Los Alamos County, New Mexico, is at the epicenter of rapid decarbonization. This is being driven by the combined impact of New Mexico’s recently enacted rule limiting future internal combustion engine sales, a county initiative calling for carbon neutrality by 2050, and rapid residential adoption of rooftop solar by residents. These developments are creating an urgent need for substantial upgrades and capacity increases within the local publicly owned power distribution infrastructure.

The community of approximately 20,000 is home to the renowned Los Alamos National Laboratory, the nation’s leading scientific research and development center focusing on artificial intelligence, nuclear science and their implications for national security. With an affluent and highly educated population, Los Alamos has enacted a Climate Action Plan, a comprehensive master plan that aims to reach carbon neutrality by 2050.

Residential and commercial customers in Los Alamos County are served by a publicly owned electric and natural gas utility. Meeting the electrification goals spelled out under the action plan would require significantly increasing reliance on the electrical distribution system while eventfully eliminating demand on the gas system.

Though the electric power system has experienced stable power demand for many years, it now has limited capacity to meet increased loads without encountering risks of outages or other system problems.

With a need to analyze and assess the current state of the system asset health, power flows and system needs, the Los Alamos county authorities engaged 1898 & Co. to perform a study that would serve as a framework for the strategy to rehabilitate the local grid and increase capacity to meet future load growth.

Two core challenges shaped the approach.

First, significant load growth would create stress on the two substations serving the community as well as many of the underground circuits that are at the end of their design lives. The total amount of growth to expect over the next 30 years was unknown.

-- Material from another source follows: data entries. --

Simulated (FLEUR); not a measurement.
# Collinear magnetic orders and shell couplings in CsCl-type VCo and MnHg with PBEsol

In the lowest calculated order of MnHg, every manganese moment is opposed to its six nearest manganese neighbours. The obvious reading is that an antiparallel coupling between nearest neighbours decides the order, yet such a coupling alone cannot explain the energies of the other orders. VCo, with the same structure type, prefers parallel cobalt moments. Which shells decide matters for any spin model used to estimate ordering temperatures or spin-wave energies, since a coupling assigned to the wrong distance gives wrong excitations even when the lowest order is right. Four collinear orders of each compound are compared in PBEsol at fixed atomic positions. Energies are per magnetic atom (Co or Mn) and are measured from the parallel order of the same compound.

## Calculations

The second challenge revolved around managing the incremental growth in demand as residents and businesses begin electrifying space and water heating systems, adding electric appliances and increasing reliance on the EV charging infrastructure. This load would require both added system and generation capacity. The adoption rate of these technologies were also unknown.

The 1898 & Co. team analyzed asset health and power flows, modeled adoption across several electrification scenarios, and built hourly load profiles. The model incorporated system performance data to identify where assets and components would be needed. The work also included financial analysis: incremental revenue, capital investment and rate design. The study also looked at staffing needs and the possibility of implementing a phased transition of current staff from the gas utility to the electric utility as demand shifted.

Once an accurate inventory was developed — listing the numbers of gas furnaces, water heaters and appliances that could be converted to electricity, as well as the potential number of EVs — a model was developed to plot out the infrastructure needed to accommodate various conversion scenarios. The model projected only energy efficiency rates under currently available technologies for heat pumps, water heaters and appliances.

The study quantified the relative impacts of power consumer behavior under three possible scenarios, modeling high, medium and low adoption rates.

The first scenario projected the cost and system impact that would result from full adoption by 2055 of all electrification systems and technologies in homes and commercial businesses, as well as 100% EV adoption. This high-adoption model also assumed a 20% improvement in energy efficiency for homes and commercial properties, a 35% penetration of rooftop solar at homes and businesses, and installation of battery energy storage systems (BESS) at 20% of homes and businesses.

Then, two additional scenarios were modeled: one for 50% adoption and the last for 25% adoption.

Under the medium adoption scenario, the team assumed 50% electrification of appliances and HVAC systems in homes and businesses, and a 10% improvement in energy efficiency. Then the model assumed rooftop solar systems installed on 25% of homes and commercial properties, and 10% adoption of BESS.

The low adoption scenario assumed 25% electrification of appliances and HVAC systems and no improvement in energy efficiency. Rooftop solar installation on 12% of homes and commercial properties and 5% BESS adoption rates also were assumed. This scenario is likely the lower boundary condition of what utility planners should expect.

The medium scenario projects EV adoption to mirror the county's historical rate, whereas the low scenario reflects New Mexico's overall average rate.

The analysis showed that under the most modest adoption rate of 25%, Los Alamos would still exhaust power delivery capacity and risk a system deficit in the 2030s. Even with only 1 in 4 residents converting, the local utility would likely need to fund multiple significant system upgrades.

The financial analysis revealed a critical insight: High rates of electrification could pay for their own grid upgrades. The modeling showed that under the high-adoption scenario, revenue generated from increased electricity sales would more than offset the capital cost of building a new substation, all without requiring a rate increase for customers.

Meanwhile, the low-load growth scenario would not generate enough new revenue to cover the capital costs required, including for construction of a new substation in 2040. Utility managers would either have to implement a rate increase to cover the debt for the substation or defer construction altogether.

Along with this forecast of various load scenarios, a power flow analysis identified system circuits that would need to be prioritized to forestall any system overload issues arising by certain future dates. This allowed for recommendations on new projects such as construction of a new substation and portions of underground cabling replacements that would need to be scheduled first. 

The power flow simulations and scenario analysis helped to define a slate of targeted substation and conductor upgrades, as well as structured replacement of aging assets. The study has also mapped out the optimal project sequencing to align with regular outages and funding cycles.

The study shows that Los Alamos County had reached a critical juncture where a major capital expansion is no longer a choice, but a necessity. However, paradoxically, a higher electrification rate would generate more revenue, a growth rate substantial enough to fund the required infrastructure investments without additional rate increases for the community.